Tuesday, August 16, 2016

What book changed your life? Ann Hood talks about her sublime new novel THE BOOK THAT MATTERS MOST, paring down a 700 page novel, the surprises of writing and so much more





I really think I first met Ann Hood back when she was a flight attendant. Really! I was reading a book and this beautiful woman strode by and she had on the most fabulous boots and she complimented my book and I showered love on her boots and I was sure, a year later, when her novel came out, that it was her! I have all of her novels, and I got to meet her (again) at a book fest, where she saved my life with Emergence-C and funny stories.

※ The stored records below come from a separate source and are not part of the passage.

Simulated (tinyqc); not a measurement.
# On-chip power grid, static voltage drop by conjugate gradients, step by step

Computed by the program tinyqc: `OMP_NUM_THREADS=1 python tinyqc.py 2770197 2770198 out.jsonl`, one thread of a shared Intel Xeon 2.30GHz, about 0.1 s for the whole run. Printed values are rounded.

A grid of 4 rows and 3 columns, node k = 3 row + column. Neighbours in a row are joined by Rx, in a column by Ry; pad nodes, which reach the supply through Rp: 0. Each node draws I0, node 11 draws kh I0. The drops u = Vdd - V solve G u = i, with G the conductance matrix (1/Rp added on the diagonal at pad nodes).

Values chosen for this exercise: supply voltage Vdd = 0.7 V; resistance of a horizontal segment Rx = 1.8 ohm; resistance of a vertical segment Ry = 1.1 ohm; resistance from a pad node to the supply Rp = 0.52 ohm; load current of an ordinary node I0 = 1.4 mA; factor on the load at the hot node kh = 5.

She's the author of Somewhere Off the Coast of Maine,  The Obituary Writer, The Knitting Circle, Knitting Yarns: Writers on Writing (editor), Comfort, The Red Thread, The Ornithologist's Guide to Life. She's also won two Pushcart Prizes, two Best American Food Writing Awards, Best American Spiritual Writing and Travel Writing Awards, and a Boston Public Library Literary Light Award. Publisher's Weekly calls her new novel, The Book That Matters Most "gripping and multifaceted," Library Journal calls it "Effortlessly readable," and even the sometimes cranky Kirkus raves, "She has a knack for dramatic revelation that feels natural, possibly because she is so skilled at knowing what to leave out. Whether or not they think of themselves as bookish, readers of all stripes will enjoy cycling through these characters' lives and discovering their shared, mysterious past."  About how we navigate life, loss, and the ties that are important to us, The Book that Matters Most--truly matters most.

Thank you, Ann for being here!



You’re so prolific and you’ve written so many wonderful books that I want to ask, how was writing this novel different from any of the others you’ve written? Did anything surprise you about it?

This was one of the toughest novels I've ever written. If you can believe it, the original manuscript was over 700 pages! A lot of the revision was sharpening the scenes. I cut characters, changed the size and make up of the book club, changed the selections they read. And I read and reread a couple dozen novels so that I could both select the ones that best mirrored my plot and so that I could write a book club discussion about each.

Every novel I write surprises me in some way. I plan out the story pretty thoroughly but still I find surprises. There's always a point where I say: Oh! So that's not going to happen that way!

How did you go about choosing the books that were going to change your characters’ lives—and which came first, the book or the character? And did the book change as the characters changed?

I wrote the novel over five years, and for the first year or so anyone who had the misfortune of coming over to my house for dinner got asked what book mattered most to him or her and why. I was surprised by the consistency of the responses. From that master list I read all those novels and winnowed down to the ones in The Book That Matters Most. Two changed as I wrote. I dropped Atlas Shrugged for Slaughter House Five because I'd originally imagined the character as a kind of shut down business guy and he evolved into a sweet widower trying to get through grief. And I tried to fit in a Paulo Coelho novel but opted for One Hundred Years of Solitude instead. But Ava's choice came before I even began to write, and remained the same. Her story line never veered from what I thought at the start.

This novel is so much about the power and sustenance of real friendship, the kind that sits beside you and hands you a tissue for your tears—and the kind that celebrates something wonderful with you.  And it’s all presented so effortlessly. It’s clear that you love your characters, but how does that love get born?

I have been blessed with true friends, which for the person who was the weird outcast for most of my childhood never ceases to delight me. I think a writer must find the flaws in her characters in order to love them. Often I start there.

The book That Matters Most is also about secrets and how sometimes we can read—or write—them much better than we tell them. So, I’m curious, have you ever written a novel for someone in your life, a novel that was particular and personal to that person and that might have changed that person’s life?

 Wow! I don't know. I haven't intentionally started out to do that but certainly little crumbs of people I love at sprinkled throughout.

Which book matters most to you, Ann?

As one of the characters in the novel points out, different books matter most at different times in our lives. So I'll cheat and say Little Women, Marjorie Morningstar, The Great Gatsby, and Dinner at the Homesick Restaurant.


What’s obsessing you now and why?

Book clubs! I have a challenge to visit 60 between pub date and December 9 (my 60th birthday). Do you know any?